Toronto’s Kyle Lowry is a free agent this summer, and the speculation about his future has already started. There are questions about whether the Raptors want to keep this core together — as it starts to head into luxury tax range — only to end up banging their head against the LeBron James wall in the playoffs. There are rumors that maybe Lowry wants to bolt Toronto for a better team — he said in his exit interview “I just want a ring.”
Then there’s the buzz out of Philly that Lowry would come home to lead the Sixers.
Which is kind of the opposite of going for a ring in his prime, but Keith Pompey of the Philadelphia Inquirer says it could happen.
Sources have said the North Philly native has been interested in playing for the Sixers for some time. The speculation only heightened once Bryan Colangelo became the president of basketball operations in April 2016. As the Raptors general manager, Colangelo acquired Lowry in a trade from the Houston Rockets on July 11, 2012. The two have remained good friends since then.

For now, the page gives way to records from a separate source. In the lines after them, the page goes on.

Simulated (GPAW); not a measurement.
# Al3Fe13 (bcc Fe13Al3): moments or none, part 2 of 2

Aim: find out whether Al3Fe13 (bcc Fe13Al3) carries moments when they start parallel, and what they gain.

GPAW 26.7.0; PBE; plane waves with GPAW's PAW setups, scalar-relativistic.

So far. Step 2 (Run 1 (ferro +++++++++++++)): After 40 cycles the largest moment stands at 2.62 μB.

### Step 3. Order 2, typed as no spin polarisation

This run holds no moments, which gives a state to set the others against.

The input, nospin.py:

And sources have always said that the Sixers planned to offer Lowry a lucrative contract this summer.
Never say never around the NBA.
But this is as close to never as a Donald Trump and Melissa McCarthy marriage.
Lowry says a ring is the only priority, but every player says that until they have to leave millions on the table to do it (well, almost every player, David West is the most notable exception). The Spurs could sure use Lowry, but unless Pau Gasol opts out or can be traded while taking almost no money back, and then the Spurs find a way to dump at least another $5 million, San Antonio can’t get near offering max money. In reality, Lowry likely would need to take more than $10 million a year less from the Spurs than the Raptors or any other team could offer. If Lowry were actually serious about a ring San Antonio would be the best fit, there is no other team in the East that could offer him a max deal and he would make them a contender.
If Lowry is going to be about the money, then he likely stays in Toronto — they can offer one more guaranteed year, the difference between $205 million guaranteed (over five years) vs. $158 million (over four years). Plus he’s comfortable there, GM Masai Ujiri said bringing Lowry back is a priority, and this team is good.
In the unlikely event Toronto tried to get Lowry to take a discount and pissed him off, then the Spurs decide they don’t want to get involved, all the Sixers would need to do is beat out a bunch of other suitors and convince Lowry to come home again… except not every player wants to do that. LeBron James did but he’s more the exception than the rule, most players see coming home as a series of added distractions and problems.
Maybe Lowry is an exception and is serious about potentially coming home. But that leads to one other question:
Why would Philly do this? I know they want some veteran leaders and quality players to start rounding out the young roster, but if you’ve been saying for a year that Ben Simmons as a point forward is the future of this franchise — and if nothing else, they have to try it out — then why bring in an established point guard to take the ball out of his hands? Lowry would be mentoring the next generation of Sixers and likely putting up numbers, but is that his goal at this point in his career?
Never say never, but I just do not see a return home for Lowry working out.